Carol Gilmour with her grand-daughter, Hermione Lee, aged two and a half.

A SUTHERLAND woman has had to give up her Olympic dream as a result of a painful knee injury.

Carol Gilmour, Rosehall, has been preparing to take part in the London 2012 Olympics for the last three years.

The 68-year-old wasn’t going as a competitor, but as one of the army of unsung volunteers who work behind the scenes to make sure the Games go as smoothly as possible.

She should have been in London for the opening ceremony today (Friday) but instead will be watching it on television at home at Shenaval, Altass.

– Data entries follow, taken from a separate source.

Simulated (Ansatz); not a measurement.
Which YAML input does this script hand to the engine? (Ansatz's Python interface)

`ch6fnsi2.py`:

Needless to say, she is devastated that she has fallen at the last hurdle, just as the Games were in sight. She says: "I now understand a little of the bitter disappointment felt by athletes who train for years to achieve their goal and by fate of an injury are not able to take their place at the time.

"For me there won’t be another Games in this country to try again; for them they have another long four years to train and wait."

Carol, an on-line proof-reader for a market research company, is married to Colin, a retired army officer.

The couple, who have two daughters, have lived all over the UK as well as in Hong Kong and Germany before retiring to their home in Altass.

Her enthusiasm for the Olympics was fired in 2008 when she visited the famous Birds Nest Olympic Stadium in Beijing and other venues, built for that year’s Chinese Games.

She decided to respond then, when the call went out the following year for volunteers, to help with the London Games.

"I just wanted to help make it the best it could be," she explains. "The Chinese were so proud of their Birds Nest. I wanted us to feel the same way about our Games."

Over 280,000 people put their names forward to become volunteers and Carol was one of 70,000 chosen after attending an interview in Glasgow.

Since then she’s been to four training sessions in London, with travel and accommodation paid for out of her own pocket.

"It’s been a lot of Easy Jet and the Gatwick Express!" she jokes.

One of the highlights of the last three years was a training session at Wembley Arena in January when television presenter John Inverdale and Olympians Dame Tanni Grey-Thompson and Stef Cook, along with members of the London Organising Committee of the Olympic and Paralympic Games (LOCOG), gave a presentation on the work to be undertaken by the volunteers.

"The scale was enormous and the atmosphere was terrific. Everyone was so friendly; all wanting to be a part of a great adventure," she says.

Carol had already picked up her uniform and been allocated the venue in which she would work – the Copper Box where the Handball and the Modern Pentathlon fencing will take place.

She describes her role as an "usherette" with her duties involving checking tickets and showing spectators to their seats as well as helping spectators should any emergency arise and answering their general questions.

She had also arranged her accommodation – as a member of Rosehall WRI, she’d written to the Essex Federation and had replies from two ladies in Buckhurst Hill and Wanstead Institutes offering to put her up.

However, disaster struck just as she was due to have her final training earlier this month in the Copper Box.

"The week before I was due to go down, my knee gave way – it’s a cartilage problem and it was incredibly painful," she says.

"The doctor gave me painkillers but, by the time I got to the Olympic Park, it was obvious I was going to hold everyone up trying to walk round the venue.

"They ended up taking me about in a wheelchair as a practice session for the mobility volunteers!"

Carol had to accept with resignation that she wasn’t going to make the Games.

"Having prepared for so long for my volunteering effort towards the Olympic Games, I was frustrated at the last," she says.

"It’s been a wonderful three-and-a-half year journey and I have met so many interesting and committed people along the way.

"But now, in spite of not being able to help after all, I just want the Olympic and Paralympic events to go well, be safe and enjoyed by the athletes and spectators alike.

"I shall watch on television and see probably more than I would otherwise have seen, and be glad that at least I got to see the magnificent Olympic Park."